From Designing Buildings to Designing Experiences
Hi, I'm Silvia—a UX/UI designer who took the scenic route to get here.
The architecture chapter:
I trained as an architect at the University of Florence, where I learned that good design starts with understanding people. My thesis project? Transforming abandoned port silos into a cultural hub—basically, user research for physical spaces. I had to understand community needs, map user flows (how people would move through the space), consider accessibility, and create something functional and beautiful.
Sounds like UX design, right?
The plot twist:
When I moved to the Netherlands, I stepped into logistics and customer success instead of architecture. Not the career path I'd planned—but it taught me something crucial: I got to see products from the user's side.
The realization:
I wasn't just helping customers succeed. I was collecting evidence of where products failed their users. And I kept thinking: "If I had designed this interface, I would've..." That's when it clicked: I wanted to be on the other side—designing the experiences instead of damage-controlling the bad ones.
What I bring to UX/UI:
✨ User empathy from real conversations
Not personas—actual humans who've told me exactly what frustrates them about digital products.
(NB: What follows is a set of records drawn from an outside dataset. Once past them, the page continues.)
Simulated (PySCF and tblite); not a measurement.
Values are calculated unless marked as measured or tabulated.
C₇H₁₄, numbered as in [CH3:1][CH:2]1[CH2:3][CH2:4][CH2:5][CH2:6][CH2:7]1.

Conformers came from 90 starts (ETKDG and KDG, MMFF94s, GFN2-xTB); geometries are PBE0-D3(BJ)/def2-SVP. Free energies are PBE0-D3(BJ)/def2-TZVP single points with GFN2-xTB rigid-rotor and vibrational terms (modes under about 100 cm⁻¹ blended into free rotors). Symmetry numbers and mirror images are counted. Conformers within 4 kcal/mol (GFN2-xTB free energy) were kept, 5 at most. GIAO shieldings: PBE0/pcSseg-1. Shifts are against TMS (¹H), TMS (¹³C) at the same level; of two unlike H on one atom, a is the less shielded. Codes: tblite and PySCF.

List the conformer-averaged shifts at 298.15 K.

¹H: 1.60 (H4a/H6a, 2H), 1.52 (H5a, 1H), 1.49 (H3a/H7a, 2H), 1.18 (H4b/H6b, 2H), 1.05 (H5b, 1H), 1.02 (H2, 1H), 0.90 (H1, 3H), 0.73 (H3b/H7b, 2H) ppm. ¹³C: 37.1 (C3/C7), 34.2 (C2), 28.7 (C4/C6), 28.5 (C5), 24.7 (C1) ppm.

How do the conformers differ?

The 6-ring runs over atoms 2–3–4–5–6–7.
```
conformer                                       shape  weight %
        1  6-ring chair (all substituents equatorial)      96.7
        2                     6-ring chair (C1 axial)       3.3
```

✨ Systematic problem-solving
Architecture taught me to break complex challenges into manageable pieces. Perfect for information architecture and interaction design.
✨ Stakeholder management
I've presented to factory floor workers and C-suite executives. I know how to design for different user needs and communicate design decisions to non-designers.
✨ Iterative mindset
Customer Success is constant iteration: listen → adjust → test → improve. Same as design thinking.
Today:
I'm channeling all of this into UX/UI design—creating interfaces that don't need a Customer Success Manager to explain them.